Writer/director Joshua Marston's second feature, The Forgiveness of Blood, pulls us into contemporary Albania, and observes the eruption and trajectory of an ugly local phenomenon known as a "blood feud," as it threatens to rip apart one particular family. The event starts in the most banal and unassuming of ways: the patriarch, Mark (Refet Abazi) gets into a seemingly minor quarrel with a hotheaded neighbor, Sokol (Veton Osmani), over the right to cross the fellow's land in his horse-drawn wagon. Though Mark withdraws from the premises when Sokol threatens him with an enormous blade, he later returns with his brother and reignites the argument, leading to Sokol's death. Mark manages to evade the authorities for a time, but rage overtakes Sokol's clan, and they publicly vow to kill not just the presumed murderer, but any members of Mark's family. The family soon finds itself buckling beneath the constant threat of violence, especially when a sniper begins firing rounds of ammunition into the home. In response, the residents fortify the house, turning it into a brick-walled stronghold. Most dramatically impacted is son Nik (Tristan Halilaj), a teenager who longs to experience normal adolescent life, especially a blossoming crush on Bardha (Zana Hasaj), a pretty girl in his class.
The picture's central narrative arc involves Nik's maturation into adulthood and headstrong push for independence. A brief summary of this might make it sound straightforward, though the opposite is true. Nik's final actions in response to the family are as complex and ethically and tonally murky as they are definitive, and seem to emerge both because of and despite the restrictions imposed on the clan. As a result, we are never sure how to read this character, and his impulsive behavior imparts an added layer of complexity. Marston, for example, includes a wonderful scene where Nik hacks up a bedroom wall with a knife, seemingly without purpose; we can read the emotions as misguided anger, even if we are never sure where those emotions will drive him.

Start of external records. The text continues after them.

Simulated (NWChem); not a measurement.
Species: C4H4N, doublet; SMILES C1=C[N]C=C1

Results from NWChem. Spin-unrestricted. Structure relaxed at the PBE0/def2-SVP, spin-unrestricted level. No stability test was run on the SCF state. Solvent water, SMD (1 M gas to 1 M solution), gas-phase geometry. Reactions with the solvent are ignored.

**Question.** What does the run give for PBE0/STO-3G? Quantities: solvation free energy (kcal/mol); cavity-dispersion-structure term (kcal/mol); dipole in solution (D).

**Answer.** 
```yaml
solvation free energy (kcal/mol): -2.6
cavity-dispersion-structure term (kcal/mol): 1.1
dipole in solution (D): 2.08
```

If Marston limited his scope to Nik's story, the material would qualify as a great and well-observed drama, yet the picture as a whole is even more narratively complex than this. Using the family's plight as a fixed element, Marston begins to look at how the feud has impacted various secondary characters and therefore fractures his story into numerous strands. It all adds up to a sweeping, ambitious, and highly singular picture of early 21st century Albanian rural life. On this note, Marston's film may be slyest for its refusal to explain any of the fundamental elements of Albanian society, such as the kanun (rules of code to govern local behavior), the besa (a brief amnesty issued by the party that declares war on another), or even -- on a broader and more sweeping level -- the fierce, obstreperous familial loyalties that linger in the community, omnipresent in every citizen's actions and statements. Marston takes a huge gamble by assuming that unfamiliar viewers will latch on to the basics by virtue of context; this is a risk that pays off, as we never once feel lost or confused. Marston also takes a leap of faith with his onscreen pace. From the beginning -- a signature image of a village resident moving rocks to facilitate a neighbor's use of his land -- the narrative moves at a slow, measured crawl that recalls the work of Bela Tarr in its ability to pull viewers into the languorous rhythms of these characters and the world they inhabit.
As this assessment suggests, The Forgiveness of Blood succeeds almost entirely on its own terms, which is particularly remarkable given the overwhelming challenges that Marston faced in making it. This picture was the product of an American director who decided to create a drama about Albanian culture, shot in the local language with nonprofessional actors, and backed by European money. It might be unthinkable if the writer/director hadn't already pulled off the same feat once before to widespread acclaim (his 2004 debut, Maria Full of Grace). Forgiveness confirms Marston as much more than a one-hit wonder, demonstrating, as Maria did, his gifts with narrative, characterization, and dialogue, as well as his preternatural instinct for picking up on acute cultural nuances that would elude most non-native filmmakers.